Post by kennyc » Wed Mar 19, 2014 3:50 pm

a small excerpt from the opening essay, The Slit:

Some lands are flat and grass-covered, and smile so evenly up at the sun that they seem forever youthful, untouched by man or time. Some are torn, ravaged and convulsed like the features of profane old age. Rocks are wrenched up and exposed to view; black pits receive the sun but give back no light.
It was to such a land I rode, but I rode to it across a sunlit, timeless prairie over which nothing passed but antelope or a wandering bird. On the verge where that prairie halted before a great wall of naked sandstone and clay, I came upon the Slit. A narrow crack worn by some descending torrent had begun secretly, far back in the prairie grass, and worked itself deeper and deeper into the fine sandstone that led by devious channels into the broken waste beyond. I rode back along the crack to a spot where I could descend into it, dismounted, and left my horse to graze.

The crack was only about body-width and, as I worked my way downward, the light turned dark and green from the overhanging grass. Above me the sky became a narrow slit of distant blue, and the sandstone was cool to my hands on either side. The Slit was a little sinister—like an open grave, assuming the dead were enabled to take one last look—for over me the sky seemed already as far off as some future century I would never see.
I ignored the sky, then, and began to concentrate on the sandstone walls that had led me into this place. It was tight and tricky work, but that cut was a perfect cross section through perhaps ten million years of time. I hoped to find at least a bone, but I was not quite prepared for the sight I finally came upon. Staring straight out at me, as I slid farther and deeper into the green twilight, was a skull embedded in the solid sandstone. I had come at just the proper moment when it was fully to be seen, the white bone gleaming there in a kind of ashen splendor, water worn, and about to be ground away in the next long torrent.

It was not, of course, human. I was deep, deep below the time of man in a remote age near the beginning of the reign of mammals. I squatted on my heels in the narrow ravine, and we stared a little blankly at each other, the skull and I. There were marks of generalized primitiveness in that low, pinched brain case and grinning jaw that marked it as lying far back along those converging roads where, as I shall have occasion to establish elsewhere, cat and man and weasel must leap into a single shape.

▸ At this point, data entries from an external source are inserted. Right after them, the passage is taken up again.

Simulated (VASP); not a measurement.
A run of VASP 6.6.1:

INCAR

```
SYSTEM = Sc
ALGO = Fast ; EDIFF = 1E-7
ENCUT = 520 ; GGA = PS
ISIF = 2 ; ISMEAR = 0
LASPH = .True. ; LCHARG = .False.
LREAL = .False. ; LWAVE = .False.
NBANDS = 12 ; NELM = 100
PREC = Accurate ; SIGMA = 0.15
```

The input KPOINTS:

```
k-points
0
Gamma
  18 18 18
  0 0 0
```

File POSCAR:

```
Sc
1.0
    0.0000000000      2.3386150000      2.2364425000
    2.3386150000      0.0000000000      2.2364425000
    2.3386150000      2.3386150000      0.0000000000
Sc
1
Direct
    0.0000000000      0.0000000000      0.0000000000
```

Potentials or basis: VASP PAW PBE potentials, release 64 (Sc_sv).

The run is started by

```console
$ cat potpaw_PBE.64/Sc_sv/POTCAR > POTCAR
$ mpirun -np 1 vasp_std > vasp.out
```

It was the face of a creature who had spent his days following his nose, who was led by instinct rather than memory, and whose power of choice was very small. Though he was not a man, nor a direct human ancestor, there was yet about him, even in the bone, some trace of that low, snuffling world out of which our forebears had so recently emerged. The skull lay tilted in such a manner that it stared, sightless, up at me as though I, too, were already caught a few feet above him in the strata and, in my turn, were staring upward at that strip of sky which the ages were carrying farther away from me beneath the tumbling debris of falling mountains. The creature had never lived to see a man, and I, what was it I was never going to see?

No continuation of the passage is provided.